I don’t consider myself to be a lucky person. That’s not to say I’m unlucky, because there are far worse ways to live than I do now. But, when it comes to the amorphous blessing of serendipity that allows the same person find a hundred dollar bill in the gutter, win a motorcycle raffle and then hit the lottery three times in a row, I can honestly say I have no idea what it feels like. It seems I’m destined to make my own way in the world, without fortune’s favor. And I’m very much okay with that.
I read this morning someone from Louisiana won fifteen million in the Powerball jackpot. And I wasn’t even a little jealous. Really. I’m happy for the person who won, and I wish all those who purchase these tickets with hope in their hearts eventually get a taste of the same victory. It’s simply that luck has diverged it’s path from my own, and I’ve come to the conclusion (or the rationalizing delusion) it’s because I’m meant to find my own way in this world. For me, winning a few million would be too easy, too final. Because what do you do when you finally have everything?
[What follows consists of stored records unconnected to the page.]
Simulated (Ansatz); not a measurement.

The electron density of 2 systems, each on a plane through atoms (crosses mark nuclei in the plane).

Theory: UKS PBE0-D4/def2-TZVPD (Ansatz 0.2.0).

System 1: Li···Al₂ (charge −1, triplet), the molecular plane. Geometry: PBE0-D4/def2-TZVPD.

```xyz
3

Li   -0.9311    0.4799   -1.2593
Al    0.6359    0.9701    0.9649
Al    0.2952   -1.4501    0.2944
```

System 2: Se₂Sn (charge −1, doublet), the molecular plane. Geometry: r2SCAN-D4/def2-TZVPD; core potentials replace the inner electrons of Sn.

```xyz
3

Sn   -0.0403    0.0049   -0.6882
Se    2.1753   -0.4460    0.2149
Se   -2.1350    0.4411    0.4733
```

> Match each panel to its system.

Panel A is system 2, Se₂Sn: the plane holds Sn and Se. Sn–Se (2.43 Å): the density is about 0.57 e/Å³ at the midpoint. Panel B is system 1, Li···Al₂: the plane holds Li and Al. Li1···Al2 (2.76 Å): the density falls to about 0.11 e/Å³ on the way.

I’m a big fan of The Sims. It’s a twistedly fun game where you make your creepy little avatars do your bidding, forcing them to study and get jobs so they can earn enough money for you to get them bigger houses and better furniture. It’s a frustrating process, because (as in real life) bills have to be paid and you can never afford all the items you want. For some, this is where the cheat code comes in. With a few random letters and numbers, you can suddenly give your Sims all the money in the world. Sure, it’s fun for a day or two, giving them massive mansions, putting in giant pools, buying all the most expensive electronics to entertain them. After that, though, when your Sims have danced themselves silly on the disco floor embedded in their living room, and after they’ve walked their expansive gardens and messed around with their very own Tesla Coils, there’s nothing left. No goals. No higher achievements to strive for. They’re just a pack of microcosmic mini-me lottery winners sitting in their massive houses, each mired in stasis–and a lot of stuff.
I don’t want to win the lottery. Ever. While a truckload of money would be nice initially, I can see the path it would lead me down, and it would be the same my tiny virtual friends have suffered. Why bother writing and striving for personal achievement when I have an eighty-inch plasma in front of me? Why work to be the best, when I can be the richest? Why care when those two separate ideals blend in my soul and suddenly richest equals best.
No, thanks. I’m happy to let others have my share of tickets. Even if it means a life of semi-poverty, or even a burger-flipping day job. I want my fortune to be my own, from my own hands. I want it to be a product of the devotion I have to my chosen profession, and not a result of a random number drawing.
As for those of you who disagree, may fortune turn her shining face your way.